PHYS-302, Physics of Waves (Summer 2007)

W2 - Phase Diagrams and Impedance

• Phase Diarams - plot of velocity versus displacement. Compared usefulness of phase diagram to plot of position and/or velocity versus time. Showed that phase diagram for a damped oscillator looks like a spiral.
• Quality Factor - discussed the quality factor Q for a forced, damped oscillator and found how to measure it from a response curve (power versus frequency) and how it is related to frequency and damping.
• Resonance Defined - We discussed the three conditions for resonance: (i) maximum velocity (current), (ii) maximum power delivered to the oscillator, and (iii) minimum impedance.
• Impedance for an RLC circuit - We derived an expression for the impedance (voltage/current) for a series RLC circuit, and found that the impedance has a real and imaginary part. The real part means that energy is being removed from the system by a damping (resistance) term and the imaginary part means that energy is being stored in the inductor (inertia) and capacitor (spring) parts of the system. Then we looked at mobility, and Nyquist plots.
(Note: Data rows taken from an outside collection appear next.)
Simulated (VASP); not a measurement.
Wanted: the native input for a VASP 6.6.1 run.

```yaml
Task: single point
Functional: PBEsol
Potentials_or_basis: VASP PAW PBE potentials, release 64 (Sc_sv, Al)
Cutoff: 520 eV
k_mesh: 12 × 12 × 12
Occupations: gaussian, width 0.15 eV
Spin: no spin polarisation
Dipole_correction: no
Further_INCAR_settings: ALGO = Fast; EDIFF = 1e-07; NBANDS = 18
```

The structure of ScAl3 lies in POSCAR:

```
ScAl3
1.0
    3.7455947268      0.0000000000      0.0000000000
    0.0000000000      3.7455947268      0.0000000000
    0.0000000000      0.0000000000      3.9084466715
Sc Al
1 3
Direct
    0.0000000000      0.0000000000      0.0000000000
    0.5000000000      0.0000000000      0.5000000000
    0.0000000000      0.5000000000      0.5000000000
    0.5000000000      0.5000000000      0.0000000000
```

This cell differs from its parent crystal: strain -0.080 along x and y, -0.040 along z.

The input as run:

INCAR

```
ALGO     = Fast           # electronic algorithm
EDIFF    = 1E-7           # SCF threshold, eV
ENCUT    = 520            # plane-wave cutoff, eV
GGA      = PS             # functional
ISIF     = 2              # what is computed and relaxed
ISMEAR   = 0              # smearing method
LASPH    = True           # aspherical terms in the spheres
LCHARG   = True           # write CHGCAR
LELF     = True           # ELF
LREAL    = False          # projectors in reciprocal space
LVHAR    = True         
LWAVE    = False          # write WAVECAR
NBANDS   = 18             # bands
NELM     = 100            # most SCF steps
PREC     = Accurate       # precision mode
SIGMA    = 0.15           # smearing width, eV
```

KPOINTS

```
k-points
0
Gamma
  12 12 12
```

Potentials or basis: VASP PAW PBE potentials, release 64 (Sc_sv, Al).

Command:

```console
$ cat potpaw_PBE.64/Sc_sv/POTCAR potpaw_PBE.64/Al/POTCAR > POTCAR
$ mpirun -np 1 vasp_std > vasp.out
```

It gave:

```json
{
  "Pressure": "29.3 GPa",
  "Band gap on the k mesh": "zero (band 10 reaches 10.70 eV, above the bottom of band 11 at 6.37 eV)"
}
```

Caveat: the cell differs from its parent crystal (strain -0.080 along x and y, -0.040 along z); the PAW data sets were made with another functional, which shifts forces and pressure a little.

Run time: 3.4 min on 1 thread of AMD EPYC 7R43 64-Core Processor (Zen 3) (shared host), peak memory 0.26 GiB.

• Impedance Demonstration -We didn't have a hands-on activity today. Instead Dr. Russell demonstrated the a measurement (using a frequency analyzer) of the impedance of a series RLC circuit. Swapping the leads on the analyzer convered impedance to mobility. We also looked at a parallel RLC circuit and saw that while the resonance frequencies for the two systems are different, the mobility versus frequency graph for the series circuit has exactly the same shape as the impedance versus frequency graph for the parallel circuit.
• Mechanical Impedance - We then derived an expression for the mechanical impedance (force/velocity) of a mass-spring system, and compared the expression to that of the series RLC circuit.